(Don’t worry, I’m not offended)
But e.g Howard's mom going "Oh, Mr big shot with his Red Lobster": https://getyarn.io/yarn-clip/5edf85de-e15f-4507-8c70-f1e2a63...
(after rejecting Olive Garden, I think? I might misremember. Olive Garden is another chain I only know of from TV)
There are many such points in the world where there are no restaurants at all. If there's one restaurant, then it is the fanciest. If there are two or more restaurants, you can rank them. Without recourse to subjective comparisons, we might hypothesize that a restaurant with a higher average cost per main course is fancier than one with a lower cost.
Without actually doing the GIS searches, my contention is that there are quite a large number of points in the US where a Red Lobster can be considered the fanciest restaurant around.
Does a "fancy restaurant" require absolute uniqueness? How do you define a "fancy restaurant"?
Fancy restaurants create food with flavor, rather than trying to appeal to people with weak palates that can't handle a little garlic and rosemary.
All of this pushes prices up, but fancy restaurants aren't trying to compete on price.
As an example, Aqua has restaurants in New York, Miami, Dubai, London, and Hong Kong. Some of them are branded Aqua, but most are not. So while it's a "chain", it feels fancy, perhaps more so than justified. E.g. their London restaurants are perhaps more flashy / "tourist fancy" w/e.g. two restaurants in the Shard, than "actually" fancy. They're mostly pretty mid-range, maybe upper mid-range for London. I think that's about where you'll get to as a chain. To get above that, you get to the level where you expect the restaurant to at least tell you about their chef by name, whether or not they're actually famous enough for you to recognise it.

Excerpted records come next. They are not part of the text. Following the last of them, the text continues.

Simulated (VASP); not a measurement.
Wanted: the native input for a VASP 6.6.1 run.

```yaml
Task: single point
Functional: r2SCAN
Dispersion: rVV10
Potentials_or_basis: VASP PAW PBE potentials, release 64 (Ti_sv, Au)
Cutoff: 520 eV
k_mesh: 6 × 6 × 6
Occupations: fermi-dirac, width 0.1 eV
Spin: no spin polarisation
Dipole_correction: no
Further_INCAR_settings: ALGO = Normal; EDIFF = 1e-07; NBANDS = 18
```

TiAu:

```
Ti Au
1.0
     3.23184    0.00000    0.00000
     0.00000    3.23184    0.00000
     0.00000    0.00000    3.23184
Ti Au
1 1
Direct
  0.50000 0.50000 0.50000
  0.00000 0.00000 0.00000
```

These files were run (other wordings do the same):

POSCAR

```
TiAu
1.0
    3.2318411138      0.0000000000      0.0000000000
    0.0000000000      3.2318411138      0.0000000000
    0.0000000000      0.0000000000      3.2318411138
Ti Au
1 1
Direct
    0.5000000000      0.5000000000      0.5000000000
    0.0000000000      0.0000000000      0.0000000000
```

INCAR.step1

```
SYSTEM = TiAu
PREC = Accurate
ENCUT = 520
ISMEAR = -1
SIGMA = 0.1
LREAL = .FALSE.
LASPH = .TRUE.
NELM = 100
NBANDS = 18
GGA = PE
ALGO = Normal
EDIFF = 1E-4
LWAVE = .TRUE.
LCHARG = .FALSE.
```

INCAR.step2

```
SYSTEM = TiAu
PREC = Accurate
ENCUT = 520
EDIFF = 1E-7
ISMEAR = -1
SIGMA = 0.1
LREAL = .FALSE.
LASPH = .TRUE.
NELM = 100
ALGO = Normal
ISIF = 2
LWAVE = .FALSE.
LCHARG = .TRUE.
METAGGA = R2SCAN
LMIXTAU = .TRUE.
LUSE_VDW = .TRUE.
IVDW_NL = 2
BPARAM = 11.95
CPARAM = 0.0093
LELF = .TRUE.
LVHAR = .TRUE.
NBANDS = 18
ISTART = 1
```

Why does becoming a chain automatically disqualify a place as being fancy?
I think people apply a lot of assumptions once the word "chain" has entered the chat. They assume they've entered a race to the bottom on costs to maximize profits, but there are plenty of chains that I would still consider on the fancy side. Fogo de Chao and Ruth's Chris, for example.
I've been in the US plenty of times, but I'm a burger guy, so I made sure I tried all burger chains and as many (indi) restaurants I could. But I've never been in a Red Lobster. I do understand though that lobster-eating can be messy - thus the bib.
I can also picture that cracking lobster 'body-parts' is not the most romantic setup.
The poor think they're fancy. Middle class think they're casual.